NEW DELHI -- A critical piece of China's Belt and Road initiative violates India's claim to Kashmir, the South Asian nation's commerce and industry minister said, explaining New Delhi's reluctance to support Beijing's massive infrastructure-building scheme.
India did not send any official representatives to China's Belt and Road Forum for International Cooperation, held Sunday and Monday in Beijing to tout Chinese President Xi Jinping's vision of roads, rails and other links stretching across Asia to the Middle East and Europe.
New Delhi's position on the Chinese initiative has been the product of a "strategic decision," Nirmala Sitharaman told The Nikkei in an interview Monday.
At issue is the China-Pakistan Economic Corridor, a set of infrastructure projects funded partly by China that run through Kashmir. Sitharaman described these as "activities in a territory which is Indian" and "which Pakistan has occupied."
"India has from the beginning, from 1947, repeatedly said its position that Kashmir is an integral part of India," said Sitharaman, who has served in Prime Minister Narendra Modi's cabinet since he took office in May 2014. She refused to speculate on whether India would support the Chinese initiative if Kashmir were not involved, saying "there are too many 'ifs' in the question."
Strong signs at home
Prospects are brighter for business on the domestic front. Foreign direct investment in India has grown at a pace of more than 20% year on year since the fiscal year ended March 2015, climbing 22% in the nine months to December 2016. That double-digit growth will "undoubtedly" continue, Sitharaman predicted. The Modi government's Make in India initiative has improved the ease of doing business in the country, she argued.
India is preparing to introduce a goods and services tax on July 1, marking the most comprehensive tax reform since India gained independence. GST rates could be set as soon as this week. Simpler procedures will benefit both large and small to midsize businesses, and Sitharaman said, and the new unified system will "simplify the movement of goods." While the "first few months" after the changes are made could bring "starting-stage problems," those troubles are expected to fade in less than six months.
"Even in this fiscal year, there will be a definite difference" in economic growth, she said.
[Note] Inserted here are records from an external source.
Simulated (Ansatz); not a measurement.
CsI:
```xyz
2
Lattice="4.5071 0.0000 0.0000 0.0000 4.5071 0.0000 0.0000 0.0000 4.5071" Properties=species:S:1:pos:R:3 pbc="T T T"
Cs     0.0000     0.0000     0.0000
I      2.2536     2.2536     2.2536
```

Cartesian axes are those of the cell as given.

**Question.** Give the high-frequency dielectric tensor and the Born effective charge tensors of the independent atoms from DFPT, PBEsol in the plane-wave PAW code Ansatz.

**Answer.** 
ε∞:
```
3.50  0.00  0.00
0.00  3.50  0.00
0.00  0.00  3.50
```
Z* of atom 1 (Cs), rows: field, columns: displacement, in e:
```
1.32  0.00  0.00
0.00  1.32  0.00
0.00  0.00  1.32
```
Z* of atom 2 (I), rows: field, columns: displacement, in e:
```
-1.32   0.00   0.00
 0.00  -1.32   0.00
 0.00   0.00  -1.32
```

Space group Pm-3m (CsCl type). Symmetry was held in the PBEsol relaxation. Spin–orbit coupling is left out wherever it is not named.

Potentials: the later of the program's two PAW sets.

Recent moves by U.S. President Donald Trump's administration to tighten eligibility conditions for skilled-worker visas are nothing new, Sitharaman stated, and the situation "was not very different" under President Barack Obama.
The minister disputed claims that the H-1B program lets Indian engineers steal American jobs. Of the top 50 companies that use H-1B visas to bring Indian workers to the U.S., "over 25 were U.S.-based American companies," she said, citing an Indian media report.
"There is a skill shortage" in the U.S. information technology sector that the program is helping address, Sitharaman added.